The first week in our Social Role of Mass Media course the point was to discuss whether there is a social role for the mass media. This appears to be a moot point–yes, there is a social role for the mass media not only because it is everywhere, but also because the media and how it comports itself is integral to our democracy. Often I often I find myself driving this point about the media and democracy home to my high school journalism students. My argument goes something like this:
Our little experiment in democracy has not been around long and it will not be around much longer unless we take our role as citizens seriously. That means being informed. Our best shot at being informed is a free and responsible press. Just what does a free and responsible press mean? And how does a free and responsible press fill a role in a democracy?
Other questions follow. Ultimately, I make a confession. The press today is in trouble, and the ones to solve this problem will be the ones from their generation, if not someone sitting in class. While it may seem like a trick of rhetoric to engage them, to grab their attention, I am serious. I hope that get that.
From there the extended conversation that follows for the next 20 weeks–one semester–takes them through the law, some ethics, and best practices. And in each of these units they hear again and again that the press’s role is vitality important to our success as a country and their success as individuals, but it is in trouble.
Just one week into this course, I felt more capable of addressing some of the problems with the U.S. media in concrete ways than before.
And now in the second week, the material is richer still. Among the material on our reading list is this article from the Daily Kos website, “Stunning: Comparing U.S. & World Covers for TIME Magazine” by David Harris Gershon dated 23 Nov. 2011. Gershon lines up TIME covers from several of the different editions that appear across the globe in one week.
For instance, the week of 5 December 2011 covers from United States, Europe, Asia and South Pacific. The U.S. cover features “Why Anxiety is Good for You” in black against a light blue background. “Anxiety” is large and what catches the eye. A white character sketched in ink with a smile on his face and a red knotted bundle in his chest appears in the lower right corner. The other issues feature a photograph of a man in jeans, face covered by a black gas mask and fist raised in protest against a background of more protesters.
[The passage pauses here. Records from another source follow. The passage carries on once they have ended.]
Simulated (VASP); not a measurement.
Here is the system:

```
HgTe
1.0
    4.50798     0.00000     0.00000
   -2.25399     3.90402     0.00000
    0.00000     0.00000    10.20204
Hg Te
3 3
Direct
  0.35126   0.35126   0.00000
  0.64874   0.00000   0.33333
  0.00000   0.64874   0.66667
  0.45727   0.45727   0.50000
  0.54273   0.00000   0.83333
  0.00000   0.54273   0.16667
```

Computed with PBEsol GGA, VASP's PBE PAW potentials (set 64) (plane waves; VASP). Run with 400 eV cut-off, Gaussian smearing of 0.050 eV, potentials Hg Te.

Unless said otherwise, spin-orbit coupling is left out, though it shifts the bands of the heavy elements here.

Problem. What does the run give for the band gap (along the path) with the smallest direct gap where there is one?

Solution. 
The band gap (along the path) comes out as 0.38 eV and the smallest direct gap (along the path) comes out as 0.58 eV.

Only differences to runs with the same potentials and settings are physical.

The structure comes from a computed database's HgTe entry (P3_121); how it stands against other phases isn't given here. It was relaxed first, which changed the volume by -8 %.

The problem, which Gershon addresses so well with images, is, how is it that the rest of the world gets “news” and U.S. readers get, well, a feel good story? No doubt what science has found out about anxiety that can help people warrants a story, but on the cover? I cannot wait to share this with my students to see what type of impression a choice like this makes. To ask them what an editorial decision likes this says about the editors who make the decision? To ask what those editors must think about America? To ask them, if they think there is a problem? To ask, what the social role of mass media with this type of mindset might be?
This line of questioning reminds me of two points from another item on our reading list: Notes on Four Theories of the Press found on David McHam’s Communication’s Law Center site. He writes “Mass media always takes on the form and coloration of the social and political structures within which the media operate” and “We understand governments — and the people who live within those governments — by understanding media.”
Keeping these two points in mind, I would ask my students what are these “social and political” entities “within which the media operate”? and what is it they understand about the government where they live? It sounds to me as if this might be a jumping off point for a rich discussion about the social role of mass media.